I Travel On (Old Guitar, 2018)
Jason Eady
Reviewed by Greg Yost
This energy is attributed to a new recording approach that found Eady and his touring band, along with hotshot pickers Rob Ickes (Dobro) and Trey Hensley (acoustic lead guitar), in the studio recording tracks live.
The results are immediate. Following some momentum-building noodling and a shouted count off, "I Lost My Mind In Carolina" barrels down the tracks toward the listener like a runaway acoustic train.
Though less hard-charging, the live-in-studio approach lends a loose feel to both "That's Alright," a tasty piece of twangy blues rock, and "Calaveras County," which prominently features Ickes' Dobro and Hensley's winding acoustic lead licks.
Two of the album's quieter moments also seem to benefit from the live recording approach. The guitar and Dobro encircle and tenderly embrace the reflective lyrics on "Happy Man," a remembrance of a life lived well, while "Always A Woman" carries an emotional weight that is intensified by guitar, Dobro, a plodding and steady drum beat and bowed fiddle.

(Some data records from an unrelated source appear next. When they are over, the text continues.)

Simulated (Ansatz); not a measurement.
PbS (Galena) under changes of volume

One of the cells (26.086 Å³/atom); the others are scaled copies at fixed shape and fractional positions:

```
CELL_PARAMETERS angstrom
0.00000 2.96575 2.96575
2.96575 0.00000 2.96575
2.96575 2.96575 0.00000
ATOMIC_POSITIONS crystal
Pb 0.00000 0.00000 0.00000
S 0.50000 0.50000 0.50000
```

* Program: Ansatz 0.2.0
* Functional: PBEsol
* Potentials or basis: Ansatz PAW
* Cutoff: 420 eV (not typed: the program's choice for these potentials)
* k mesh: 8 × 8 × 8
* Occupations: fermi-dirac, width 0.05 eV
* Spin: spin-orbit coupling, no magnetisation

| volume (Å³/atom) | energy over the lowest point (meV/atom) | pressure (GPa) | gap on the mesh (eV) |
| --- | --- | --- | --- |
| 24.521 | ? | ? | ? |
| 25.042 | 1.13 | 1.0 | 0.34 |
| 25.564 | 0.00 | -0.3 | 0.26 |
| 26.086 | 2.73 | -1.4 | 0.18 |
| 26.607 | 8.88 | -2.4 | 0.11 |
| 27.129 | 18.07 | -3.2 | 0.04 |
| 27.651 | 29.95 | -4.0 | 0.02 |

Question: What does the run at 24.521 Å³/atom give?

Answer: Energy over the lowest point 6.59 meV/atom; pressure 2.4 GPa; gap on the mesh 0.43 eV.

The fast-paced and bluegrass-inspired "Pretty When I Die," another tune about living life on your own terms, joins the title track, a song professing love for transient lifestyle, as two of the more memorable compositions on a collection full of thoughtfully-written and expertly-performed songs.
With "I Travel On," Eady elevated the music to a place where it now is a more vital component of his narrative than ever before, adding weight and depth to his already incredible observations and stories. Hopefully, he finds this a place worthy of a return trip.